A thing I worry about with the current fashion of the 10,000 hour rule is ambitious helicopter parents trying to force their children to be this or thus. It can be done. Many famous child prodigies, such as Mozart, are the result of just such a program of accelerated instruction. What is less clear is the terrible price to be paid by the victims of such forced marches.
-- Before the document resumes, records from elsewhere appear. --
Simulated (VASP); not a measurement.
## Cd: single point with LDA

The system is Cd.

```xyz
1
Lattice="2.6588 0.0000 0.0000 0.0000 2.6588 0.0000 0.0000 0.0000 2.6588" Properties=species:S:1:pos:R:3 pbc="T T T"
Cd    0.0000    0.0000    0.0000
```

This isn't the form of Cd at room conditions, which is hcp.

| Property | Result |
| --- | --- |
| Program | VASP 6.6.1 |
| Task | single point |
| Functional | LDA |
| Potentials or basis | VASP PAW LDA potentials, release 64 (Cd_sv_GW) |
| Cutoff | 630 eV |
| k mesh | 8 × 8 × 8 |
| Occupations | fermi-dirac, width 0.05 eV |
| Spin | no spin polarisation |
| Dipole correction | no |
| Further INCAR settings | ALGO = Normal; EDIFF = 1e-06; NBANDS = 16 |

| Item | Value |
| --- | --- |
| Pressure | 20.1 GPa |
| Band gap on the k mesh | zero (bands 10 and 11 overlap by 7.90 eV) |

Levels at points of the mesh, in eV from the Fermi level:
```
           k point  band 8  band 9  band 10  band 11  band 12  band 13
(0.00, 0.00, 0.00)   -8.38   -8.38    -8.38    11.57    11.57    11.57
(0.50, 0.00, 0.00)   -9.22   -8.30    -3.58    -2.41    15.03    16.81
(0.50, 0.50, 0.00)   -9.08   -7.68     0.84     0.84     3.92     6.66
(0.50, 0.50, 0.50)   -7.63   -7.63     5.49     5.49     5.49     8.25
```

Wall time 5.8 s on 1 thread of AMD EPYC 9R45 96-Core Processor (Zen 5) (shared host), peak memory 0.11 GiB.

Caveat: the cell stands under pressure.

Charles Sanders Peirce is one of the greatest minds who ever lived in the United States, but the damage done to him by his illustrious father, Benjamin Peirce, meant that he died a pauper, unremarked and unlamented. Benjamin Peirce was chair of the Harvard mathematics department, and he placed his second son through a grueling regimen in which he read all the famous philosophers and then had to deconstruct their arguments for his father, and he composed a history of chemistry by the time he was 11. C. S. Peirce was incredibly gifted, but he seemingly lacked common sense, leading him to vandalize the chemistry lecture hall at Harvard. His precocity and foolishness earned him the enmity of the future President of Harvard, who ensured that Peirce would never work in a university.

Peirce was forced to earn a living doing work for the USGS and by writing book reviews. Just one of the things he created was the Peirce quincuncial projection. A mouthful to be sure, but a beautiful projection of the globe to look like a square:

This is just one many things he created in exile. Peirce's work is still being evaluated, but his reputation keeps increasing as time goes on, But he had a horrible life! He learned everything except how to be a good man, which is really the primary purpose of education. Peirce had to learn this for himself at an advanced age, but how much easier would it have been to have learned it when he should have.